AT THE NAME OF JESUS

MEDITATIONS ON THE EXALTED CHRIST


DAY SIX -- SON OF MAN

Incarnate, Flesh, Born of Earth, Human

Reflect

What does it really mean that Jesus became man? Consider that His greatness, His power, His eternal nature, and the worship due Him as a result, were laid aside when He came to earth. As you come to wait upon Him today, ponder the mystery that God became a man, taking on weakness and struggle, even temptation to sin. Have you grown so accustomed to this thought that it holds little mystery to you? Does it still have the power to fill you with awe?

Be still in God's presence and ask Him to give you insight into the depths and beauty of the reality that He came and dwelt among us.

Read

Slowly contemplate the verses below, before reading the devotional that follows.

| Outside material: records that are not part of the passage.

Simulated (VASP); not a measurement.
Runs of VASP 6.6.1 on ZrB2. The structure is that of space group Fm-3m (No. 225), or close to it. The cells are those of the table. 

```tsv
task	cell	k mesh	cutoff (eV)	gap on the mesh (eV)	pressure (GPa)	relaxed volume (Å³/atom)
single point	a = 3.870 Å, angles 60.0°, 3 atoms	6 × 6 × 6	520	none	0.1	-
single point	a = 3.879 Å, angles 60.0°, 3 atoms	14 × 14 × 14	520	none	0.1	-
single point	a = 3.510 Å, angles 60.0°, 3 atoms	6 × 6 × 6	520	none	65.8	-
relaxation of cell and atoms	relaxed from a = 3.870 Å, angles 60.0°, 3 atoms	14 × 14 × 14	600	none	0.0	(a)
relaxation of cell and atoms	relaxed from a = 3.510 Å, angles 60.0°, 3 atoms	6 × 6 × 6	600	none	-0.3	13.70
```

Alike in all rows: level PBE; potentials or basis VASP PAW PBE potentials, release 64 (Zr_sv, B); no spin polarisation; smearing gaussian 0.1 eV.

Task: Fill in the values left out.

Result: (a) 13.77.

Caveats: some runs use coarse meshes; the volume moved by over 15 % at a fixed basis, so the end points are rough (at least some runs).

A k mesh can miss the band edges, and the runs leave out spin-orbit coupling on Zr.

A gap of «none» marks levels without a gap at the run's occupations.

He grew up before him like a tender shoot, and like a root out of dry ground. He had no beauty or majesty to attract us to him, nothing in his appearance that we should desire him. He was despised and rejected by men, a man of sorrows, and familiar with suffering. Like one from whom men hide their faces he was despised, and we esteemed him not.

And He began to teach them that the Son of Man must suffer many things. …

Your attitude should be the same as that of Christ Jesus: Who, being in very nature God, did not consider equality with God something to be grasped, but made himself nothing, taking the very nature of a servant, being made in human likeness.


Isaiah 53:2-3, Mark 8:31, Philippians 2:5-7

What if God was one of Us?

Just a slob like one of Us?

Just a Stranger on a bus,

trying to make His way Home.

[One of Us, Lyrics and music by Eric Bazilian, copyright©1995 PolyGram Records, Inc. ASCAP/BMI]

Humanity has long been intrigued at the thought of incarnation, as can be seen in the plaintive lyrics of this popular song. "What if God was one of us?" is a common conundrum posed by mortals, who, in grappling with the mystery of God end up reducing Him to something manageable, like a stranger on a bus.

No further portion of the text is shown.